Tuesday, May 3, 2011

Big Muddy: A meditation on The Mississippi River

The Mississippi River is cresting its banks again. I say again because this has been a natural occurrence since the pre-historic ages. While there are no specific oral histories relating flooding and my ancestors, it can be imagined that since they farmed the land near the banks of the river on the Missouri side for generations, they were at one time or another severely affected.

If you're a reader of this blog, you know that the majority of my ancestors on my father's side settled and thrived in Pemiscot County, Missouri, a thin strip of land between the River and the state of Arkansas. Shortly after a significant flood in 1849 and 1850, Pemiscot County was formed officially in 1851, and was named the Native American word for "liquid mud." A fertile land for growing cotton and vegetables to be sure, but also one at the mercy of a beastly and unpredictable great river.

My father and his mother were born in this county. Great-grandfather Emory Brooks, great-great-grandfathers Charles Anthony Patrick, Mexico Cole, James Franklin Brooks, and great-great-great-grandfather Midget Brooks farmed this land until they died. And the generations of grandmothers Ollie Jordan, Susie Jane Patrick, Juliette Chilcutt, Nancy Melinda Cole, and Sarah Richardson, who kept houses going, and the houses of others when circumstances called for it, who cared for churches, and sick community members, and tended the graves of their early-dead husbands and children. All the lives lived here because the river made it possible to thrive on the land. A river gives but it also takes away.

If you live in this part of the country, as I do, only a little over a hundred miles from Pemiscot, you know that a flood of historic proportions is imminent. From what  research I've done, it appears that the River floods in various areas, upper or lower, about every 10-30 years, the last great and devastating flood of the lower banks was in 1927 and 37. Below is a short film of the flood of '37 as it affected Cairo, Illinois--famous frontier town, one in which Mark Twain spent much time, and which is just north and acrossriver from Pemiscot:

Pemiscot is located entirely within the 100-year flood plain, which means that every 100 years or so, the county should expect to be completely inundated with river water. A dangerous gamble, to enjoy the fertile land, but to also live at its mercy. With the decline in farming, and perhaps with the growing threat of flood, the population of Pemiscot has spilled from the county's borders steadily in the last 30 years. If I do still have family here, they are very distant.

Modern-day residents are preparing for the flood as I write this, bagging sand, building walls, leaving their homes behind. Animal rescues are happening, but imagine all those beyond help already. In the Daily Dunklin Democrat, there are reports of abandoned dogs now roaming in packs, cresting levees, looking for higher ground. As the water rises higher, it follows, close on their heels.
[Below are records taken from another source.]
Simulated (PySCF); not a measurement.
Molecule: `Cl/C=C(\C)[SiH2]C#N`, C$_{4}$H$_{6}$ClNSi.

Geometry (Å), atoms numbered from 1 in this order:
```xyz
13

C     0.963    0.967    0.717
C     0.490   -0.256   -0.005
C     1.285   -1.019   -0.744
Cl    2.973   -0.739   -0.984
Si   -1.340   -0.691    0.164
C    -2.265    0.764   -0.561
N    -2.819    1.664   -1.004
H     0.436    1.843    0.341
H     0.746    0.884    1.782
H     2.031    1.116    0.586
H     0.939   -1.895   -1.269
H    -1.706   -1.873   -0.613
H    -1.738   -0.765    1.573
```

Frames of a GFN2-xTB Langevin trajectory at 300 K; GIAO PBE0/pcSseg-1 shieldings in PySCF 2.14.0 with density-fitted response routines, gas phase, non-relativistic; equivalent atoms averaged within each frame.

A commendable, though some may say futile, effort is being made on both sides of the river, in several states, to quiet it--to hold it back, though its mind is set on spilling over. And when it does spill over into the land my ancestors worked and loved, there's nothing to hope for, except that their bones and crumbling grave markers stay put. Or that maybe the old homes, now in the care of strangers, will keep their foundations. Funny how futile and fertile are such similar words.